Monitoring
This section describes how to use the installed ModelOps components to support monitoring. How to access the services associated with the ModelOps components is described here.
Logging
All ModelOps components, including scoring pipelines, generate log records that are stored in logging store (ElasticSearch). These services are available for accessing the logging components:
Component | Service | Default Credentials (username/password) |
---|---|---|
Logging Store | elasticsearch-es-http | elastic/elastic |
Logging Visualization | kibana-kb-http | elastic/elastic |
Accessing Logging Store - ElasticSearch
//
// Get elasticsearch-es-http service port
//
kubectl get services --namespace modelops elasticsearch-es-http
NAME TYPE CLUSTER-IP EXTERNAL-IP PORT(S) AGE
elasticsearch-es-http ClusterIP 10.0.86.229 <none> 9200/TCP 20d
//
// Set up port-forward to local port 9200
//
kubectl port-forward service/elasticsearch-es-http --namespace modelops 9200:9200
//
// Open browser window (macOS only)
//
open http://localhost:9200
Accessing Logging Visualization - Kibana
//
// Get kibana-kb-http service port
//
kubectl get services --namespace modelops kibana-kb-http
NAME TYPE CLUSTER-IP EXTERNAL-IP PORT(S) AGE
kibana-kb-http ClusterIP 10.0.11.207 <none> 80/TCP 20d
//
// Set up port-forward to local port 9300
//
kubectl port-forward service/kibana-kb-http --namespace modelops 9300:80
//
// Open browser window (macOS only)
//
open http://localhost:9300
Pod Logging
In addition to accessing logging records in the logging store, logging can also be accessed directly from a Pod using this command:
//
// Follow log output - replace <pod-name> with actual Pod name
//
kubectl logs <pod-name> --namespace modelops --follow
See Service Pods for instructions on getting Pod names.
Metrics
The metrics architecture and metric names are here. These services are available for accessing the metrics components:
Component | Service | Default Credentials (username/password) |
---|---|---|
Metrics Store | prometheus | None |
Real-Time Metrics | modelops-metrics | None |
Accessing Metrics Store - Prometheus
//
// Get prometheus service port
//
kubectl get services --namespace modelops prometheus
NAME TYPE CLUSTER-IP EXTERNAL-IP PORT(S) AGE
prometheus ClusterIP 10.0.109.248 <none> 9090/TCP 20d
//
// Set up port-forward to local port 9090
//
kubectl port-forward service/prometheus --namespace modelops 9090:9090
//
// Open browser window (macOS only)
//
open http://localhost:9090
Accessing Real-Time Metrics - LiveView Web
//
// Get real-time metrics service port
//
kubectl get services --namespace modelops modelops-metrics
NAME TYPE CLUSTER-IP EXTERNAL-IP PORT(S) AGE
modelops-metrics ClusterIP 10.0.42.12 <none> 80/TCP 20d
//
// Set up port-forward to local port 9070
//
kubectl port-forward service/modelops-metrics --namespace modelops 9070:80
//
// Open browser window (macOS only)
//
open http://localhost:9070
Scoring Pipelines and Data Channels
Scoring pipelines and data channels are started using Tekton pipelines and tasks which are created using Helm charts.

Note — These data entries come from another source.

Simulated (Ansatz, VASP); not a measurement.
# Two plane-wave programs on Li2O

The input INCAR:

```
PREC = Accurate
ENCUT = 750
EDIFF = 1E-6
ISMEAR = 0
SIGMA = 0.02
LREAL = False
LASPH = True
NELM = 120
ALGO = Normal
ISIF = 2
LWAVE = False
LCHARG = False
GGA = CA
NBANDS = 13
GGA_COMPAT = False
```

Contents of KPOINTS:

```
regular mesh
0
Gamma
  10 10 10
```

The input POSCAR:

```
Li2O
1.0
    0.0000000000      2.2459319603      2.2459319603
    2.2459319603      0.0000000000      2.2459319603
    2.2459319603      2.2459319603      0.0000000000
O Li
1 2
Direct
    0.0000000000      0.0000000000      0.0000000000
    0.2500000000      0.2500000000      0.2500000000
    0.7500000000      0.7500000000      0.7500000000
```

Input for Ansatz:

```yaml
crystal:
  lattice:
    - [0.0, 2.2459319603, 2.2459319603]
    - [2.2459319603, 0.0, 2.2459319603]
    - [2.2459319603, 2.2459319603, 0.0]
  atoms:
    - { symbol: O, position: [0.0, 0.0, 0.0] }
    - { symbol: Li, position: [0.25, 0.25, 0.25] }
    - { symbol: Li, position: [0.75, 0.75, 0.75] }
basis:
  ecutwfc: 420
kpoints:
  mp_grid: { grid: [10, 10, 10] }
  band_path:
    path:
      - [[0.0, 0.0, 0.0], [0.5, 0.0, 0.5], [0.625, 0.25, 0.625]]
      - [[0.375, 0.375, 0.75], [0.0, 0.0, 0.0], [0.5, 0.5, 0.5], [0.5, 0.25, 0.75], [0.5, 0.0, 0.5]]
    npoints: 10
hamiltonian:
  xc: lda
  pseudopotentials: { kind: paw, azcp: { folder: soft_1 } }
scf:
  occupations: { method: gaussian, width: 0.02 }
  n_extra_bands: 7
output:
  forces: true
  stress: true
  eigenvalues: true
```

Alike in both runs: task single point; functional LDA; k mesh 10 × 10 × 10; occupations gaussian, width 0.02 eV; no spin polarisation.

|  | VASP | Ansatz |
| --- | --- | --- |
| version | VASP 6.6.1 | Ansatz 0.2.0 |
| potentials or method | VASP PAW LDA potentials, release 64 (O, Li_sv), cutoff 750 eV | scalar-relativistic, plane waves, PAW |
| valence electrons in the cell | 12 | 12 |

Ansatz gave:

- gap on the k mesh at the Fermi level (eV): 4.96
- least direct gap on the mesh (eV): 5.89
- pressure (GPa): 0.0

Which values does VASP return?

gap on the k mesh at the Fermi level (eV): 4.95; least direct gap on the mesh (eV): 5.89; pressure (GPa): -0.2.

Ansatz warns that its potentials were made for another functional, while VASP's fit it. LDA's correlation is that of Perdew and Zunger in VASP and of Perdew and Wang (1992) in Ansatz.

When a scoring pipeline or data channel is deployed a PipelineRun instance is created, along with associated TaskRun instances in the modelops
namespace. The PipelineRun
and TaskRun
instances can be used to monitor the status of running scoring pipelines and data channels.
tkn
must be installed on the local workstation. See the general installation instructions for details on installing Tekton.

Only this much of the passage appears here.